Heady, because of the lashings of debt thrown at private equity deals. Debt as a multiple of earnings before interest, tax and depreciation has rocketed from five or less four years ago to eight or more today.
For most stock market investors this is all a bit a sideshow. By definition, private equity — investment in unlisted companies — is not for them. Private equity groups are those chancers who buy listed companies on the cheap and then have the gall to float them a few years later at triple the price.
In fact, stock market investors have always been able to participate in the private equity boom, through specialist investment trusts. These are the listed companies that invest in buyouts and the like. (They are not to be confused with Venture Capital Trusts, smaller tax-efficient vehicles providing early-stage capital.)

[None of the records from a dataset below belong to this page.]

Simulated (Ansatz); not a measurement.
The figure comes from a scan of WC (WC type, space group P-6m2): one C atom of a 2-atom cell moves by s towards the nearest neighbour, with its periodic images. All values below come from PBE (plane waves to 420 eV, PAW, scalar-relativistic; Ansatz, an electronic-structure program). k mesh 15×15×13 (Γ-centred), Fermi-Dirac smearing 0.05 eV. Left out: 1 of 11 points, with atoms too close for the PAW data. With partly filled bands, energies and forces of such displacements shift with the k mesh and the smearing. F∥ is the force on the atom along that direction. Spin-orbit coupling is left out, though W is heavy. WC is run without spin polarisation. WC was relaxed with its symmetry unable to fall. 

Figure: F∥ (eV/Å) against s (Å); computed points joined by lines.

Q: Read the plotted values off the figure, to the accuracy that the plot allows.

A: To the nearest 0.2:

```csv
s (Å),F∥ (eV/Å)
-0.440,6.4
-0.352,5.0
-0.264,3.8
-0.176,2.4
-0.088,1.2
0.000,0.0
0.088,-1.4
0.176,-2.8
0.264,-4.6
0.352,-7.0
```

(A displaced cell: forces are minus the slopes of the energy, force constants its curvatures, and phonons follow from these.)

The grandaddy of the sector is 3i, but there are several other meaty players including Candover Investment Trust, Electra Investment Trust and SVG Capital. With the exception of 3i — which was disproportionately hit by the technology stocks bust — they have been pretty good investments over the past few years.
The formula has been simple and effective. 1: buy undervalued, cash-generative companies from the share market or from larger, neglectful parent groups. 2: use cheap, plentiful debt to gear up returns. 3: lavish performance- related incentives on management. 4: cock a snook at listed rivals grappling with heavy disclosure and corporate governance rules. 5: collect winnings.
Things can go wrong, of course. Older investors will remember disasters such as Isosceles and Magnet from the 1980s, but the past two decades have for the most part been accident-free.
Can it go on? Even those in the industry acknowledge that future returns are likely to be more modest. Buying prices have been bid up and may continue to rise because of a wall of money being channelled into the big private equity houses. Most of the obvious candidates have long since gone though the buyout mill.
Squeezing extra returns through gearing has gone as far as it can. There is growing evidence, certainly in bigger deals, that higher gearing is already leading to lower returns. The era of ultra-low borrowing costs is fading. A number of private equity-backed ventures are in danger of breaching their loan covenants, Standard & Poor’s said this week.
Increasingly, too, private equity houses are buying assets from one another, a bit like antique dealers selling the same dining table, one to another, because there are no end customers. These so-called secondary deals used to be frowned upon. How many times could the same asset have more value squeezed from it? Now secondary deals are ten a penny.
More than ever, therefore, investors need to pick good trust managements. Among the larger investment trusts, past records are pretty good, as the table shows. The top house over five years is Candover, whose Candover Investment Trust has turned £1,000 into £2,316. Dunedin, HgCapital and Rutland also show up well.
But investors need to look at value as well. Some of these trusts are trading on very high valuations. Candover Investment Trust is priced at 30 per cent more than the net assets it owns. SVG Capital, which has close ties to the Permira stable, is another highly regarded vehicle, but sits on a 22 per cent premium to net assets. In both cases the premium is 10 percentage points wider than its long-term average.
Another potential concern, according to investment trust analyst Charles Cade of Close Wins, is the cash position of many private equity investment trusts. The past two years have been favourable for realisations — selling past investments. The downside is that many trusts are now seriously cashed up.
Kleinwort Capital is 60 per cent in cash, Graphite 50 per cent and Candover about one third. With buying opportunities thinner and prices high, they may struggle to find suitable investment opportunities. The problem is called “cash drag”.
HgCapital Trust looks a better pick. The house, formerly part of Merrill Lynch, has a smashing record, specialising in mid-sized buyouts. Past acquisitions include the music publisher Boosey & Hawkes, the self-catering holidays provider Hoseasons and the bookies Sporting Index. The trust is less cash-heavy than most. And the current share price looks less overstretched — just 1 per cent above net assets, no pricier than its long-term average.
Individual investment trusts rarely have more than a few dozen investments. One big dud can therefore seriously dent overall performance. Investors looking for diversification should consider fund-of-funds investment trusts.
Pantheon International Participations, the investment trust of Pantheon Ventures, has many fans and through its fund investments is indirectly invested in 3,000 unlisted companies across the globe.
It also has another string to its bow. It specialises in snapping up private equity portfolios from distressed sellers — for example pension funds making a big shift in strategy — and this can be lucrative.
The downside of funds-of-funds, of course, is that returns are dampened by an extra layer of fees.